This project aimed to increase the adoption of NTSR systems across the Riverine Plains region by increasing profitability and sustainability of NTSR cropping systems. The project also developed guidelines specific to the region, enabling growers and advisors to use rotational cultural control measures to enhance the sustainability of their NTSR farming systems.

This project was extended to include additional temperature and frost research, through links to the GRDC National Frost Initiative.  As an addition to the Stubble Project, the frost research component aimed to understand the impact of stubble retention on in-canopy temperatures and associated risk of frost in cropping environments with high yields and stubble loads. This was driven by increased interest from growers and the need for more local knowledge.

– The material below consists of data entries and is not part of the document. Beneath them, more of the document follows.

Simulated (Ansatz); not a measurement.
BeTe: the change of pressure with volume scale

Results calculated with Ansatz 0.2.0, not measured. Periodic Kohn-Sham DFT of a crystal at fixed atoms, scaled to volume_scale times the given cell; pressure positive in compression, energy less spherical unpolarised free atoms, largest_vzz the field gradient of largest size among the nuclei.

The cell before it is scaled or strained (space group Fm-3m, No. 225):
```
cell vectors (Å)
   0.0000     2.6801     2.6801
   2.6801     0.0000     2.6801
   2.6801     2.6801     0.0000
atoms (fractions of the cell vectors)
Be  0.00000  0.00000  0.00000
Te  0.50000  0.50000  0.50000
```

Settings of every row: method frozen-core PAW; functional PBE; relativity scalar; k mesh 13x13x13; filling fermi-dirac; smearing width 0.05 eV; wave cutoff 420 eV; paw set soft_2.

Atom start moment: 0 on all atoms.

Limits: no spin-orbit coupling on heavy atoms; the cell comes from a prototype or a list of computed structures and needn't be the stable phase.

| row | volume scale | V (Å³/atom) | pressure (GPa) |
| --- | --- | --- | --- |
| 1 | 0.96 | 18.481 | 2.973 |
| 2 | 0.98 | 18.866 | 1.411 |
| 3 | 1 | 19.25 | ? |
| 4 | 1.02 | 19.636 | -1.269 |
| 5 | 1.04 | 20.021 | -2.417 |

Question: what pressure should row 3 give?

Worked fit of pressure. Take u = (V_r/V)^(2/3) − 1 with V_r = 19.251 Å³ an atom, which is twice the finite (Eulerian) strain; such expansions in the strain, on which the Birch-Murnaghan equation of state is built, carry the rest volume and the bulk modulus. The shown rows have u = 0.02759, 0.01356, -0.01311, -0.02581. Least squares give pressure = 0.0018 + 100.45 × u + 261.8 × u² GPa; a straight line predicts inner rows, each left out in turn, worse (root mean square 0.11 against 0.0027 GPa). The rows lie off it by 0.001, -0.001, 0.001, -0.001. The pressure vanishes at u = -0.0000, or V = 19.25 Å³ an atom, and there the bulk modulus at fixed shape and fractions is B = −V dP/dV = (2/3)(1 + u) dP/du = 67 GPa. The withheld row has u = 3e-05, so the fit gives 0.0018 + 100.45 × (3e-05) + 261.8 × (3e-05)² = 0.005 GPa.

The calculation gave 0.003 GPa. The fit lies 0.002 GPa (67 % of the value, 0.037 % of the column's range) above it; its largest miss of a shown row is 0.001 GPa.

Frost research stubble management trials were run at Coreen, Yarrawonga and Dookie and included tall stubble, low stubble, incorporated stubble and burnt stubble treatments (with the exception of Corowa where there was no low stubble treatment). Temperature data was gathered by Tinytag sensors at 50mm above the surface and 300mm above the surface, rising to 600mm during the season. At the Dookie site they were also buried at 50mm below the soil surface.

Project outcomes

Stubble retention in cropping systems of the Riverine Plains was published as a summary of project outcomes and learnings.

Major findings included:

1. Stubble management is not a key driver of yield. Recommendation: Retain stubble where possible, but use other tools, such as straw removal, mulching or incorporation, to manage stubble to optimise the efficiency of the farming system and machinery. Try to use burning as a strategic tool only when necessary.
2. Row spacing (22.5cm or 30cm) is less important in determining wheat yield in early-sown (mid-April) crops compared with later-sown crops (late May – early June).
3.  During the four years of trials, applying a PGR did not deliver any positive yield effects or consistent quality effects.
4.  Applying nitrogen increased yield potential, however the timing of the nitrogen application (split, single dose etc) did not influence yield. Recommendation: As there is no penalty for applying nitrogen in a split application, a high rate of nitrogen up front, or early, could be valuable under wetter conditions, while a lower rate of early nitrogen could reduce upfront costs when dry sowing, or where the break is late.
5. Applying either Prosaro (tebuconazole/prothioconazole) or Tilt (propiconazole) typically provided yellow leaf spot (YLS) control in the range 25–50%, which led to small, but consistent, positive yield effects. Recommendation: Use fungicides to control YLS during a wet spring, however sowing resistant varieties and employing rotations that include break crops, such as canola and pulses, also can help control YLS.
6. Long stubble shades the emerging crop, resulting in a delay in flowering and maturity. Recommendation: Growers can use this to their advantage by sowing crops earlier into long stubble and having them still flower in the right window, thus spreading the sowing window. If using two headers in a paddock, changing stubble height between headers will spread the flowering window of the following crop within the paddock over several days. This will reduce the risk of economic frost damage across a whole paddock/ variety.
7. Long stubble does not significantly increase the risk of frost in the Riverine Plains region. While in-canopy temperatures differences were measured across the Stubble project trials, these were not physiologically significant. Rather, the difference in flowering date due to shading in high stubble meant either the burnt or retained treatments had more frost damage during 2017, depending on which treatment was flowering at the time of the frost event.
8.  Soil sampling should be conducted at repeatable GPS referenced locations across different soil types. Recommendation: Avoid the bulking together of soil samples that commonly occurs with transect sampling and instead adopt incremental sampling. This will provide a greater opportunity to detect changes in soil properties over time.

9. Variable rate nitrogen management is of highest value in seasons where water is limiting and when there are strong changes in clay content/CEC across a paddock. Recommendation: Zones developed through EM surveys need to be ground-truthed in order to determine which soil properties are likely to drive or limit production in each zone.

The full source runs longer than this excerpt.